Market News

 December 27, 2006
United States focuses on polar bears' plight

 The United States has admitted what conservationists have been saying for years --- that the polar bear is in danger of losing its battle with habitat loss. A new government proposal suggests that the species be listed as 'threatened' as a result of melting Arctic ice.

Under the plan, unveiled by Secretary of the Interior Dirk Kempthorne yesterday, the US Fish and Wildlife Service will spend a year evaluating the status of the polar bear. If it is listed as threatened, it will come under the protection of the US Endangered Species Act, which sets out recovery plans for endangered wildlife.

"Based on current analysis, there are concerns about the effect of receding sea ice on polar bear populations," Kempthorne said in his announcement. There are thought to be fewer than 25,000 polar bears (Ursus maritimus) remaining.

Summer sea ice has been receding by an average of 7.7% per decade since 1978, Kempthorne's report says. Other US reports have shown that the rate of melt is accelerating (see 'Arctic clear for summer sailing by 2040') . Although bear numbers on US territory in Alaska have not declined significantly in recent decades, some populations in neighbouring Canada have dwindled by 22% between 1987 and 2004, and conservationists fear that the US bears could follow suit.

"Based on current analysis, there are concerns about the effect of receding sea ice on polar bear populations", says Dirk Kempthorne US Secretary of the Interior.

Climate concern

Observers are recognizing the move as notable for linking climate change with a decline in a species. The announcement states that an evaluation of the causes of climate change are "beyond the scope of the review process".

Other bodies have already recognized the plight of the polar bear. In May of this year, the IUCN, the international conservation organization, upgraded the polar bears' status to 'vulnerable' on its Red List --- widely viewed as the definitive word on the world's threatened species (see 'Polar bears sink deeper into danger'), although inclusion on this list does not necessarily guarantee that conservation action will be taken by national governments.

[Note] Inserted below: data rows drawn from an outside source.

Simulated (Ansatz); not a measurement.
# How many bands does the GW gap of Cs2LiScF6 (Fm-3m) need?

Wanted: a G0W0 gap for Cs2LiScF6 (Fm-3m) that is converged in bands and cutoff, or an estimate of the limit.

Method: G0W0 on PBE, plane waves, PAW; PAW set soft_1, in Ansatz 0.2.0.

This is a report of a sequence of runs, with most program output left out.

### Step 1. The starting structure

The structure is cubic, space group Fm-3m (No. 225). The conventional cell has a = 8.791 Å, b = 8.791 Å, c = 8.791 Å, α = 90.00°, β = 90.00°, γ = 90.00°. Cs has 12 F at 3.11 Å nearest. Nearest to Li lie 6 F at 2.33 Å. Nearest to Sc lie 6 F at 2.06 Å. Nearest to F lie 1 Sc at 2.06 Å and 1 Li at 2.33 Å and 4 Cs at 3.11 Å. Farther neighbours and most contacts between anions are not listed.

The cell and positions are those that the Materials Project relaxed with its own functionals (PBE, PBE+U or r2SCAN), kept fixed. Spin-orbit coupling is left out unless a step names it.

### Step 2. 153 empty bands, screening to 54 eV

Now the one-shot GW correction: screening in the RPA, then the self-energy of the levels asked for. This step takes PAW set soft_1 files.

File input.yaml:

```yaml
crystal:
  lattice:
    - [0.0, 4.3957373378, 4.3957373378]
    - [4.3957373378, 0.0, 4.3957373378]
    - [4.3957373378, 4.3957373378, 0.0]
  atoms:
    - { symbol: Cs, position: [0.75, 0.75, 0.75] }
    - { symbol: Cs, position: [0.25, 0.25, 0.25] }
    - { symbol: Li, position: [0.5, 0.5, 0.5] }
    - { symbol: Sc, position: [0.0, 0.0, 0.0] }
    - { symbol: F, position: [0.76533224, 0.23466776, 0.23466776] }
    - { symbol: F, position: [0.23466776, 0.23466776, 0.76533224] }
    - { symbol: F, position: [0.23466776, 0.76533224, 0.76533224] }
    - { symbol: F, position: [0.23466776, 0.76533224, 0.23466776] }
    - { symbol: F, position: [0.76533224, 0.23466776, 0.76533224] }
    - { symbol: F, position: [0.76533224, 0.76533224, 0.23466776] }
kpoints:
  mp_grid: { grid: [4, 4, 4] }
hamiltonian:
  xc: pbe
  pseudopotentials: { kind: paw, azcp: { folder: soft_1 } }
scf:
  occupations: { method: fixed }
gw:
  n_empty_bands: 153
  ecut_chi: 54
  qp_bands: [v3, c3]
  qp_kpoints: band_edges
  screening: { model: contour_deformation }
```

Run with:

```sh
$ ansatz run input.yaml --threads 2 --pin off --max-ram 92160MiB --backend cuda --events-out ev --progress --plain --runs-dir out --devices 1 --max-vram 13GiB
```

Polar bears are already protected by the 1972 Marine Mammal Protection Act, which bans the killing of these animals or their transport across international borders. President George W. Bush is also expected to sign an act, passed by Congress earlier this month, between the United States and Russia to conserve and manage polar bears that roam across both of their territories.

If Kempthorne's proposal is accepted after a period of public comment, the government will draw up a recovery plan for the bears, and will calculate sustainable levels of hunting by native people. The Endangered Species Act also calls for the protection of species' habitats --- although in the case of melting sea ice this may be a difficult proposition.